A senate inquiry into steel will visit Wollongong in April

Steel visit: Port Kembla steelworkers can tell senators how they feel about the industry when a senate inquiry visits the region in April. Picture: Sylvia Liber

Steel visit: Port Kembla steelworkers can tell senators how they feel about the industry when a senate inquiry visits the region in April. Picture: Sylvia Liber

Steelworkers can have their say on the future of the industry when a senate committee visits Wollongong in April.

The Senate Economics Reference Committee, chaired by Labor Senator Chris Ketter, is holding an inquiry into the future of the Australian steel industry.

The committee has agreed to visit Wollongong to hold hearings in early April

While the date of April 1 has been mooted by some sources, there has been no official statement on where and when the hearings will take place.

The committee’s terms of reference are to look into “the future sustainability of Australia’s strategically vital steel industry and its supply chain” as well as any other related matters.

South Coast Labour Council secretary Arthur Rorris said having the senators attend Wollongong was “an invaluable opportunity”.

It’s a time when the average Joe off the shop floor can tell a senate committee why the steel industry is important to them. - Wayne Phillips

“It’s an opportunity, not just for the steelworkers but the people of the Illawarra generally, to speak with a loud and united voice, to say that our workers and our community have paid a very high price to keep our steel industry going for the entire country,” Mr Rorris said.

“The least the government can do is move on the two burning issues, which are the dumping of steel and the procurement policy; having Australian taxpayer funds stay in the country to purchase Australian-made steel.”

Australian Workers Union Port Kembla Branch Secretary Wayne Phillips has been one of the drivers of the push to save the steelworks and to change federal government policy.

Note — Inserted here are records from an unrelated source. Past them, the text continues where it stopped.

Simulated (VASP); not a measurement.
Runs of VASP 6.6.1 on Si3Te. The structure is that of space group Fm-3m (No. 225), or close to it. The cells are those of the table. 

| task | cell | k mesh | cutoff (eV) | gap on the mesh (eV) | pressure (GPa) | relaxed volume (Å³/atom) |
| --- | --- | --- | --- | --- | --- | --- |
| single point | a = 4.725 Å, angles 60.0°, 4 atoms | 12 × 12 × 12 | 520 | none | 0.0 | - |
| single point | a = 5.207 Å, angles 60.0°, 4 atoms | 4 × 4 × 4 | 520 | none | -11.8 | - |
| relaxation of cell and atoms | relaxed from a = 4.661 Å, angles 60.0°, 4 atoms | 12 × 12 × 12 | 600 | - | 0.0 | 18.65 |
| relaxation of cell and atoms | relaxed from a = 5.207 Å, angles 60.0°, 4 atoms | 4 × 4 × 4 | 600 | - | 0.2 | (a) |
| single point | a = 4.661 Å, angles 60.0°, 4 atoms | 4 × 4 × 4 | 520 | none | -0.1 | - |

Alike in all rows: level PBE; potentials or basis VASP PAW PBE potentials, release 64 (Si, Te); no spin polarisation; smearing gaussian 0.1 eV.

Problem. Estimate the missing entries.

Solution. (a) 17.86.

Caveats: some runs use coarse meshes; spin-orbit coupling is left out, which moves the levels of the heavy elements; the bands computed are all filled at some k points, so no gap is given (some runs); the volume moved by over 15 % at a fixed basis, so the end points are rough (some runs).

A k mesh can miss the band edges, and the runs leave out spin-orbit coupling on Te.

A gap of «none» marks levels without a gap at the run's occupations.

He thanked the efforts of the Greens and independents who, with the support of the ALP, pushed to set up the senate inquiry.

He too saw benefits for the region in the senate visit.

“It’s a time when the average Joe off the shop floor can tell a senate committee why the steel industry is important to them and important to the district,” he said.

“It’s good that they’re coming down. It’s no good them sitting in Canberra. They need to get down and look at the steelworks, see the physical size of it; the taste, the smell, the noise.

“It’d be good for them to actually view it rather than look at pictures in Canberra.”